A recent report by Haiti Grassroots Watch examines Haiti’s much trumpeted apparel manufacturing, planned for significant expansion with the new Caracol Industrial Park, which is “being built with 124 million dollars of U.S. taxpayer funds, and another 55 million dollars from the Inter-American Development Bank.” At the park’s groundbreaking ceremony last month, Haitian President Michel Martelly said "Haiti is open for business," and "This model of investment will allow Haitians to feel proud.” Reuters reported that “Martelly said the park could eventually provide jobs for 65,000 workers, which would increase Haiti's garment industry workforce by more than 200 percent.”
But among HGW’s key findings are that:
- Haitian workers earn less today than they did under the Duvalier dictatorship.
- Over one-half the average daily wage is used up to pay for lunch and transportation costs to and from work.
HGW’s investigative reporters interviewed a factory worker named Evelyn Pierre-Paul, who
hasn't been able to save up a year's rent yet. Twenty-three months after the catastrophe that killed hundreds of thousands, she and her children are still living under a tent in one of the capital's hundreds of squalid refugee camps.
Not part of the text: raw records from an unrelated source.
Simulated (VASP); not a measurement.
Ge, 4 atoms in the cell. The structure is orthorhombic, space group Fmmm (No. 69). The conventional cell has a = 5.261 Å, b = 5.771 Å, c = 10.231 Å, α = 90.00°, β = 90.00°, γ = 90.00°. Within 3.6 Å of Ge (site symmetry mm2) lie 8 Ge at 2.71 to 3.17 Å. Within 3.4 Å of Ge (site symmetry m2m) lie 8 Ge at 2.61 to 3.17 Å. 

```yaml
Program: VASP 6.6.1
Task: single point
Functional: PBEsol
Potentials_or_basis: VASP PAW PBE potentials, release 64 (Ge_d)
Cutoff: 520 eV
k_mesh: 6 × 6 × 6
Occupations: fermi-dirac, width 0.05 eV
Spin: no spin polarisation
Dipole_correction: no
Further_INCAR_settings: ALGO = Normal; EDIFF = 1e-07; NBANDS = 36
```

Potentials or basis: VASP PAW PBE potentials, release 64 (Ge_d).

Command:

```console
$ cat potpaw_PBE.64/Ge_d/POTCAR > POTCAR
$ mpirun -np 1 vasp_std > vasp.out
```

Pierre-Paul's average daily take-home wage is actually more than Haiti's minimum factory wage of 150 gourdes, or 3.75 dollars, a day. She earns about 236 gourdes, or 5.90 dollars a day. But that doesn't cover even one-quarter of what would be considered a family's most basic expenses.
HGW also notes that
A recent study by the U.S.-based Solidarity Center, which is linked to the AFL-CIO trade union federation, determined that a "living wage" for a worker with two children is 749 dollars a month – almost five times the average monthly wage.
Pierre-Paul's wage – about 150 dollars a month – is far from "living". She can't afford to send all her children to school. She can't even afford to move out of the squalid camp.
Pierre-Paul's boss, One World Apparel owner Charles Baker, admits that he doesn't pay his workers enough.
"If a person is honest, it's clear that it's not enough," Baker, a two-time presidential candidate, told HGW. "If I could give a worker 1,000 gourdes a day, I'd pay that. But the conditions in Haiti don't permit us to pay 1,000 gourdes."
But are factory owners such as Baker solely responsible for the low wages?
Baker and other factory owners claim they can't pay more because of they did, their international clients – like Gildan Activewear, Hanes, Levis, GAP, Banana Republic, K-Mart and Wal-Mart – would pick up and move out. And so the Haitian government – with the full backing of the U.S. government, as recent Wikileaked cables revealed – remains the lowest wage in the hemisphere-wide "race to the bottom".
“Yes, it's a race to the bottom… if you count on it!" Baker said.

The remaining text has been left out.